I’ll Watch Over You
Mona Olsson
Mimili, APY Lands,
now Adelaide,
South Australia
Mona is from the Stolen Generation. When she was 5 years old, a truck pulled up. Police rounded up the children into a truck and took them to a mission house. Her mother managed to board the vehicle, but she was not allowed inside the house. Mona didn’t see her mother again for 32 years.
A very moving story of love and forgiveness.
10min 44s | English | WATCH WITH SUBTITLES IN OTHER LANGUAGES →
THEMES IN THIS STORY
Stolen Generation
God’s help
Love and Forgiveness
Healing
Dispossession, discrimination
KEY QUOTES from this story:
We would go down in our grief, down to the creek, away from everybody. And wail and sing, songs of our people. Wailing the loss of everything: family, land, language...
…it was like all hell broke loose. Police came riding in. All the men were away on ceremony, they just rounded us up.
…one missionary lady, Miss Amery. She made us welcome, but she didn't make Mother welcome. She would turn Mother away. I didn't find out until many years later that she had to walk with her grief In the darkness about ten miles away
It was a very terrifying night. To be stuck in four walls… to be in beds off the ground.

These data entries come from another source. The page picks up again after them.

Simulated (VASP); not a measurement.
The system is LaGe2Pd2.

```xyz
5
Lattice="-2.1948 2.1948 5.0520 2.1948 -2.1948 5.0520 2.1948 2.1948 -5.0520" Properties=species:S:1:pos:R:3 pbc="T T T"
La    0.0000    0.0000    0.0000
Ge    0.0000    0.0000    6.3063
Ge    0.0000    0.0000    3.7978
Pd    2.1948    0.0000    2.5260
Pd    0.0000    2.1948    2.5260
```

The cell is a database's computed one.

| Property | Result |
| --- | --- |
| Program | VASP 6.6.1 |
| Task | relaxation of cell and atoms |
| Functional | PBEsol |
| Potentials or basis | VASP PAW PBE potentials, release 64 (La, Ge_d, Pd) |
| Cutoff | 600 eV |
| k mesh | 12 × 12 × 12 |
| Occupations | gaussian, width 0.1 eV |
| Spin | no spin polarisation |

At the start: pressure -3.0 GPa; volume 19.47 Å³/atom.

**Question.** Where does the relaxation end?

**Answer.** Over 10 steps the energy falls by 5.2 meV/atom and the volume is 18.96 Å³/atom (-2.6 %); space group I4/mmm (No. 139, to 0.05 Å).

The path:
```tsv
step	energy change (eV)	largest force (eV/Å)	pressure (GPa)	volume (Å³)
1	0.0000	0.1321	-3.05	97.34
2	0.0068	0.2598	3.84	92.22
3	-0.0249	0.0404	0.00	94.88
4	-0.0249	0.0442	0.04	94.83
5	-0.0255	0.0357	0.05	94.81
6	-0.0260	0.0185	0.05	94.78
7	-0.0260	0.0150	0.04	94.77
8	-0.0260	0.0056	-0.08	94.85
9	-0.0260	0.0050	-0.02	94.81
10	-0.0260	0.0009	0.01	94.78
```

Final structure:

Everything was strange. Why did this strange woman have to care for us, when we had our own mother?
We'd never seen a train in our lives before and we thought it was the devil himself… But that was God's way of protecting us. I believe that we would have perished. We would never have found our way home.
Psalm 121. I will lift up mine eyes unto the hills, where does my help come? My help comes from the Lord, who made heaven and earth.
I was bawling my eyes out and then God came to me. Psalm 121. I never slumber nor sleep. He says, "I'll watch over Israel, I'll watch over you!" So you can understand why I love the Lord so much.
…on Easter Sunday when I was 11 years of age, I gave my heart to the Lord, when I said, "Come into my heart, Lord Jesus”
The people… they didn't want black kids at school with their kids, so. The government gave us a one teacher school and she was a very lovely lady and we had a beautiful choir.
We were expected to be maids, and boys were expected to be stockmen.
The Aborigines Advancement League told the people of South Australia our story. Aboriginal people and white people working together for reconciliation. To be given the same opportunity as every other child that left school.
I decided I wouldn't go in the first enclave. So I went to Bible College instead. Because I wanted to know that my heart was right before God, that I would treat treat people without any discrimination.
I decided I would go, apply to the Royal Adelaide. So I was a registered nurse. And then I became a midwife
I met Bengt... And then we got married and then we went to Sweden in 1961. So that was another lifestyle. Learning of another language again.
We went up to Mimili. And of course there was so much wailing. 32 years. My mother thought I was dead.
This old man said, "I never thought I would live to see the day when a white man would say they were truly sorry and weep for what had happened and for our dispossession.
There's power in forgiveness. There's healing in forgiveness. Not only for people, but for the land.
I found Jesus when I was young. I think that was the most important decision I ever made in my life. And I learned how to forgive, because, He'd (Jesus) shown us that, hadn't he?
It's not just religious words. It's the reality of my experience.